Linked assumptions, fit to "objectives" that aren't fit into a context, but are treated as isolated "givens."

manjumicha2001 2/28/02 5:46pm But what if the US security needs are determined (through the US internal politics) to include total removal of NK's ICBM and WM capacities (which NK will, due to its own historical experience with US and its internal politics, never accept).

If that's the way the US does business - and thinks - - how can the rest of the world reasonably deal with us? Don't people need more coherence than that, and clearer reasons?

When I wrote the "long sentence" in 11923, I was asking for something basic, and difficult:

"If the United States could, and would, explain its national interest -- distinct from the interests of its military-industrial complex, and explain how its interests fit in the interconnected world we live in -- and do it honestly, and in ways that other nations could check, it could satisfy every reasonable security need it has, without unreasonable or unacceptably unpopular uses of force."

Let's break that down:

1. It would take a lot of WORK, and some discussion, and some checking against facts before "the United States could ... explain its national interest -- distinct from the interests of its military-industrial complex, and explain how its interests fit in the interconnected world we live in --" . . a lot of work, because, as of now the United States doesn't know its own interest, in a way it can explain to either itself or to others. It doesn't know it as a nation. Its leaders don't know the national interest, and aren't even clearly asking the question of what it might be, and how the national interest, and the interest of the military-industrial complex, might differ.

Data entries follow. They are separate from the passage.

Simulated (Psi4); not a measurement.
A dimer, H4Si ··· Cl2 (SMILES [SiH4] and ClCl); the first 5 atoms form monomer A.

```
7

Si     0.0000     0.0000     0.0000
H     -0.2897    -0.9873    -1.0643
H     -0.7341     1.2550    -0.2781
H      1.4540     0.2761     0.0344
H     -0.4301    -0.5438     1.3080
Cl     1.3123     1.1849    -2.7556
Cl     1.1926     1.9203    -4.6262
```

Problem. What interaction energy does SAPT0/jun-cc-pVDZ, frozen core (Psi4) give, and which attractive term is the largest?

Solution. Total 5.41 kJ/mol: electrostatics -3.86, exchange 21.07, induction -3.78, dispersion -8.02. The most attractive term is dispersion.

I said that "if the United States could do this, and do it honestly, and in ways that other nations could check, it could satisfy every reasonable security need it has, without unreasonable or unacceptably unpopular uses of force."

I think that's true.

But without getting its interest clear, and coherent enough that it can be explained (and can stand the light of day) the United States is in a false position, and deserves a great deal of the criticism it is getting -- and a great deal of the ill will that it is earning.

There needs to be political leadership - - not necessarily to "reduce" US goals - - as to set them out in a way that the world has a reasonable chance of reacting to.

Set them out in ways that can stand the light of day.

The world has a right to much more coherence from the United States than it is getting. On missile defense, and other things, we often come off as crazy and fraudulent as the North Koreans.

Questions like "What right does the United States have to dictate policy to N. Korea, or other countries? To what extent can it do so?" need answers.

If the answers make us look like Nazis, we need better answers.

rshow55 - 06:24pm Feb 28, 2002 EST (#11927 of 11928) Delete Message

Other nations have a right, even a duty, to insist that the US NOT lie to them and get away with it. Other nations have a duty to check the word of the United States, a word that has, so often, been false or distorted by very many standards.

Almarst asked, a while ago, how other countries could get such things settled. If the leaders wanted to get some key facts clarified, they would be. The United States, for all its military force, could not resist this very effectively. On missile defense, where an enormous amount of diplomatic effort has been expended for a mistake-fraud, it would be very useful to get facts clarified beyond question.